Tuesday, October 6, 2015

For people who don't like Robo Rally


Robo Rally is a very divisive game: some people really love it, and others just cannot stand it, to the point where they'll get up and leave if it hits the table. Personally I've loved it since I first played it, but I definitely understand why it drives some people crazy, as their carefully constructed movement plans inevitably fall apart over the course of what are often confusing, non-linear turns.

VOLT: Robot Battle Arena appears to be an attempt to capture the intent of Robo Rally (robot races and battles with pre-programmed moves) while eliminating the frustrations, and it largely succeeds.

The game is played  on a simple grid map (the game comes with a few different ones to choose from), and each player uses a hidden player board to plan their three moves for the turn, with choices being to move forward, backward, left, or right, or to shoot in one of nine possible directions. The moves are planned using six-sided dice, but they aren't rolled randomly. Rather, the player chooses what numbered side to place on each move, with the number determining either the distance moved, or the severity of the attack.

The only catch is that you cannot do the exact same maneuver twice in one turn. For example, you can't move a number of squares to the left, fire off a shot, and then move left again. This makes strategic planning a bit more important.

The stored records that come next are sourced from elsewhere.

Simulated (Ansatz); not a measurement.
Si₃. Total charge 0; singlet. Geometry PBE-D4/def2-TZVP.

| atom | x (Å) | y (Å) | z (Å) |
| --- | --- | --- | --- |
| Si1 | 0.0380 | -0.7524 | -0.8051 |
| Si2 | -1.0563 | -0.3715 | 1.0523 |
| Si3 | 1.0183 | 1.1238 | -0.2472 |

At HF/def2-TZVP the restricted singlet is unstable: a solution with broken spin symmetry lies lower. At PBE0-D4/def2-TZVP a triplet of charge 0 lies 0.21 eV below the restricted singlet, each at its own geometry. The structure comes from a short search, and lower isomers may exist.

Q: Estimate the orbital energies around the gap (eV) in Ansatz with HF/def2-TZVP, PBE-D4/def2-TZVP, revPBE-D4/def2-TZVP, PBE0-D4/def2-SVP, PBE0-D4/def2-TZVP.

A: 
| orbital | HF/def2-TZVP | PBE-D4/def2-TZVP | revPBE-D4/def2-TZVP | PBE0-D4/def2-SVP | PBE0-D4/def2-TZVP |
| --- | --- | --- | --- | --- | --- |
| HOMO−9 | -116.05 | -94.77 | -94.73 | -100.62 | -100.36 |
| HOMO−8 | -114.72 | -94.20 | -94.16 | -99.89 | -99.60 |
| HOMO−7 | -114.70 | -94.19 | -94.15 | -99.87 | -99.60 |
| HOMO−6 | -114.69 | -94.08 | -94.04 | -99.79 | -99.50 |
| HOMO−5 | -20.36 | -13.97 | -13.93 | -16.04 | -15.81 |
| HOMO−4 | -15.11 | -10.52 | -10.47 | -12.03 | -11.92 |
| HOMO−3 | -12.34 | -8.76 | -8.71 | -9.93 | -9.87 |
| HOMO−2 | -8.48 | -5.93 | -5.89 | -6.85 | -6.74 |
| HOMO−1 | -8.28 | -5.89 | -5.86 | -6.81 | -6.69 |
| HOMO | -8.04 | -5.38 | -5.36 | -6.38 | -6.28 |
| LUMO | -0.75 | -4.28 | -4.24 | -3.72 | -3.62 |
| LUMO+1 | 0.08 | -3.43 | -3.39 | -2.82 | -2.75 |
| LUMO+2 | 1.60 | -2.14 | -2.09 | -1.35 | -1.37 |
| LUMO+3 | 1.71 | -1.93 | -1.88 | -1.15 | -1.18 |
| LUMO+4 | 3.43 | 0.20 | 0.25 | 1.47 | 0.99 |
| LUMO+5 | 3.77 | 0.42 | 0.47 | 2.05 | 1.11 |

Players earn points by occupying certain board squares at the end of a turn, or by destroying opponents' robots. The game ends when a player has scored five victory points.

An advanced game option adds module tiles that give players special abilities for their robots, as well as a few additional game variants such as team play and a best-of-three multi-game option for longer games.

By eliminating Robo Rally's randomized deck of movement cards, VOLT gives players more deliberate and useful options each turn. The reduced player count (2-4, as opposed to Robo Rally's 2-8) keep the games a little shorter, and the increased emphasis on taking out opposing robots means you have to pay a lot more attention to what your opponents are doing, where in Robo Rally you're just hoping they'll stay out of your way.

Rating: 3 (out of 5) I would give VOLT a 3.5  if we were doing half stars. It's a fun and engaging game that is simple to learn but gives you a lot to think about while playing, but that same simplicity keeps it from being something I want to play often.